When a member broker-dealer fails, SIPC acts to organize the distribution of customer cash and securities to investors.  To the extent that customer cash or securities are unavailable, a SIPA liquidation would provide insurance coverage of up to $500,000 of the customer's brokerage balance, including up to $250,000 in cash. Should a customer's investment exceed the compensation afforded by SIPC, a SIPA trustee would then be tasked with recovering further assets to satisfy the difference.

SIPC coverage is not all-encompassing, however, and generally does not apply to investments such as commodity of futures contracts, investment contracts, and oil/gas/mineral leases unless those investments are registered with the SEC.  Most types of securities, such as stocks, bonds, certificates of deposit, and notes are generally covered by SIPC.  According to its website, 

no fewer than 99 percent of persons who are eligible have been made whole in the failed brokerage firm cases that it has handled to date.

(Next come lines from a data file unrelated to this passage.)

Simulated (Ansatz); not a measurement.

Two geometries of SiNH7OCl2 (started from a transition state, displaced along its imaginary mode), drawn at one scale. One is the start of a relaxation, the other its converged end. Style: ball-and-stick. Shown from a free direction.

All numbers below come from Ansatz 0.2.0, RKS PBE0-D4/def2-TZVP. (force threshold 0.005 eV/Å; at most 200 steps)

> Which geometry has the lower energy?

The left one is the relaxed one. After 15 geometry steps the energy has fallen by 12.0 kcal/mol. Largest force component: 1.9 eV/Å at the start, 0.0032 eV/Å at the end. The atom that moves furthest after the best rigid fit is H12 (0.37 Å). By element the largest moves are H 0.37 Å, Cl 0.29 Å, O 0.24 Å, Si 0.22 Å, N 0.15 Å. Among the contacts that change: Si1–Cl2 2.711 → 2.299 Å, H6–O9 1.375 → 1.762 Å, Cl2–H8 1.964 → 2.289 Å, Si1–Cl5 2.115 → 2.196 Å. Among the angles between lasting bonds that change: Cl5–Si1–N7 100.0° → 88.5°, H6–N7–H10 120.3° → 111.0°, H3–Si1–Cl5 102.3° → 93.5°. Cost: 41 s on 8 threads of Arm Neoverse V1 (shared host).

Since its inception in 1970, SIPC has advanced $1.6 billion as part of wider efforts to enable the recovery of $109.3 billion in assets for nearly 750,000 investors.  

SIPC has played an instrumental role in the ongoing liquidation of Bernard Madoff's failed brokerage firm.  Of the $7.3 billion of claims allowed by trustee Irving Picard, SIPC has provided nearly $800 million in advances to customers of Madoff's fraud.  In Picard's motion for approval of a first interim distribution to investors, he revealed that SIPC advances alone fully satisfied the claims of 868 Madoff victims.  

Stanford's scheme advised clients from 113 countries to purchase more than $7 billion in certificates of deposit ("CDs") from the Stanford International Bank in Antigua.  The SEC instituted civil proceedings in February 2009, and a receiver, Ralph Janvey, was appointed to marshal assets for victims.  A criminal indictment soon followed in June 2009.  Soon after his appointment, Janvey inquired as to whether Stanford's victims qualified for SIPC coverage.  Responding to Janvey's letter in August 2009 (the "August 2009 Letter"), Stephen Harbeck, the President of SIPC, gave several reasons for the decision that "there is no basis for SIPC to initiate a proceeding under SIPA," which included:

  • The SEC had not formally notified SIPC of the need to act;
  • The CDs were issued by Stanford International Bank Ltd. ("SIBL"), which is not a SIPC member;
  • SGC did not issue purchase confirmations for the CDs, nor were the CDs held at SGC's clearing firms;
  • Investors received custody of their CDs after purchase; and
  • Antiguan liquidators believed that substantive consolidation was not warranted.

Additionally, even had Stanford implied that SIPC would protect the underlying value of the CDs, Mr. Harbeck stated that this had no impact on his analysis.  

Following the August 2009 Letter, a consortium of nearly fifty members of the U.S. Senate and House of Representatives sent a letter to then-SEC Chairwoman Mary Shapiro, requesting that the SEC take immediate action to order a liquidation proceeding of SGC and examine the possibility of extending SIPC coverage to Stanford victims.  Over the next two years, ten more letters (available here) followed from various members of Congress urging the SEC to expedite its review of the applicability of SIPC coverage.  At one point, United State Senator David Vitters (R., La.) threatened to block two nominees to the SEC until the agency released its decision.  (The SEC released its decision the next day).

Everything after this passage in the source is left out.